But my job is to try to keep people safe. In universal strong encryption, I see something that is with us already and growing every day that will inexorably affect my ability to do that job. It may be that, as a people, we decide the benefits here outweigh the costs and that there is no sensible, technically feasible way to optimize privacy and safety in this particular context, or that public safety folks will be able to do their job well enough in the world of universal strong encryption. Those are decisions Americans should make, but I think part of my job is make sure the debate is informed by a reasonable understanding of the costs.See this SciAm article for background.
Some prominent cryptologists have written an essay on The Risks of Mandating Backdoors in Encryption Products. They say that the govt plan cannot work, and and the NY Times says that a previous Clinton administration plan was shown to not work either.
I am inclined to agree that giving the Obama administration everything they want would infringe our civil liberties, but the cryptologist argument is nonsense. The Clinton administration plan was defeated politically, not by technical weaknesses.
Every other country spies on its citizens, and does it without any statutory limitation or due process. Apple, Google, credit bureaus, Obamacare, and others collect vast amounts of privacy invading data on us, and we have very few protections. The main forces against encryption are businesses who profit from selling our private data.

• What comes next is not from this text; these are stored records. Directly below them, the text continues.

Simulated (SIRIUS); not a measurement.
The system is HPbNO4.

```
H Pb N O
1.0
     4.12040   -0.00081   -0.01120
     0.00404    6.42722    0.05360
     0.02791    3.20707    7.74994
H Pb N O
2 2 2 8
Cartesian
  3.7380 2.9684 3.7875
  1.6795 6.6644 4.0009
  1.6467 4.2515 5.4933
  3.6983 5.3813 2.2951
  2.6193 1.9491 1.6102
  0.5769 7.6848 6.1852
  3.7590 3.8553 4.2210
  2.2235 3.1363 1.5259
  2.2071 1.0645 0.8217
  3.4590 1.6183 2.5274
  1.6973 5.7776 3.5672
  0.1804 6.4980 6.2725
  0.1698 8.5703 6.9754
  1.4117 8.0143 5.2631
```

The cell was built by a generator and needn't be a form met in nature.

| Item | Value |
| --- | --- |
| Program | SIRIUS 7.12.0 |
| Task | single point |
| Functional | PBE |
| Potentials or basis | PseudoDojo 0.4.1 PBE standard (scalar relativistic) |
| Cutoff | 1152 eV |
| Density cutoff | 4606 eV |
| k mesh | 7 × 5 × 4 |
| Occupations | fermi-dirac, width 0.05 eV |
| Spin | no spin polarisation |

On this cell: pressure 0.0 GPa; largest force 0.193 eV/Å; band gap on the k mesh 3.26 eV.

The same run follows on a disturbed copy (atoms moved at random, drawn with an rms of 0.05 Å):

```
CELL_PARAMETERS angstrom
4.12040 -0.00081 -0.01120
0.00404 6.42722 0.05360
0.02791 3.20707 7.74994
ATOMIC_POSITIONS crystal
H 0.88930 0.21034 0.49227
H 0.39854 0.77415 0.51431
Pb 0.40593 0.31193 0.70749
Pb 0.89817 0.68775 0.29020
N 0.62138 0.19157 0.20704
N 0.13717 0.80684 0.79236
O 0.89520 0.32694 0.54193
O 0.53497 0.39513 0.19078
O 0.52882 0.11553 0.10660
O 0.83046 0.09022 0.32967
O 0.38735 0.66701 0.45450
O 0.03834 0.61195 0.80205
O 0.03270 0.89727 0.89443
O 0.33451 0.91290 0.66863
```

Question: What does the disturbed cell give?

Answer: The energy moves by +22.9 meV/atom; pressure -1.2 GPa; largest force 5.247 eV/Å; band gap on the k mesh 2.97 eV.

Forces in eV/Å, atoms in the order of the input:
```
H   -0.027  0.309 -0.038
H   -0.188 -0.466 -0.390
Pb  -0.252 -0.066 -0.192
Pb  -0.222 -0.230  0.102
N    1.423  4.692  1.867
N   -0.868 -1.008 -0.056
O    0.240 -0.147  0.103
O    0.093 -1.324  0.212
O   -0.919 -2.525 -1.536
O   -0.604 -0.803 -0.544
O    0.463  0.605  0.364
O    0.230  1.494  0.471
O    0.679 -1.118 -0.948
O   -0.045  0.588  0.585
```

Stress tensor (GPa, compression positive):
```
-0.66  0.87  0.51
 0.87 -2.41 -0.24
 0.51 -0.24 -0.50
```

It would be possible to give the feds what they ask, and give citizens better protections than they have today. There are no technical barriers to this.
These cryptologists are saying something that is popular with civil libertarians, and with big data companies who would like to keep spying on us. But those big data companies are eager to give the false impression that all of your data can be trusted with them, and that the FBI is the real threat to your privacy.
Here is a bigger threat, from a Latina political appointment in the Obama administration:
Katherine Archuleta, the director of the Office of Personnel Management, resigned under pressure on Friday, one day after the government revealed that two sweeping cyberintrusions at the agency had resulted in the theft of the personal information of more than 22 million people, including those who had applied for sensitive security clearances.I think that it is just a matter of time before massive files on everyone get put on the web, with Social Security numbers, addresses, and health info. Once that happens, people will see little point in making that info secret anymore.
Update: James Baker says that he convinced the NY Times to issue a correction about the supposed technical weaknesses of the Clinton administration plan.
While I was on the opposite side of Baker in the 1990s crypto wars, I agree with him that the press has fallen for lame arguments from cryptologists.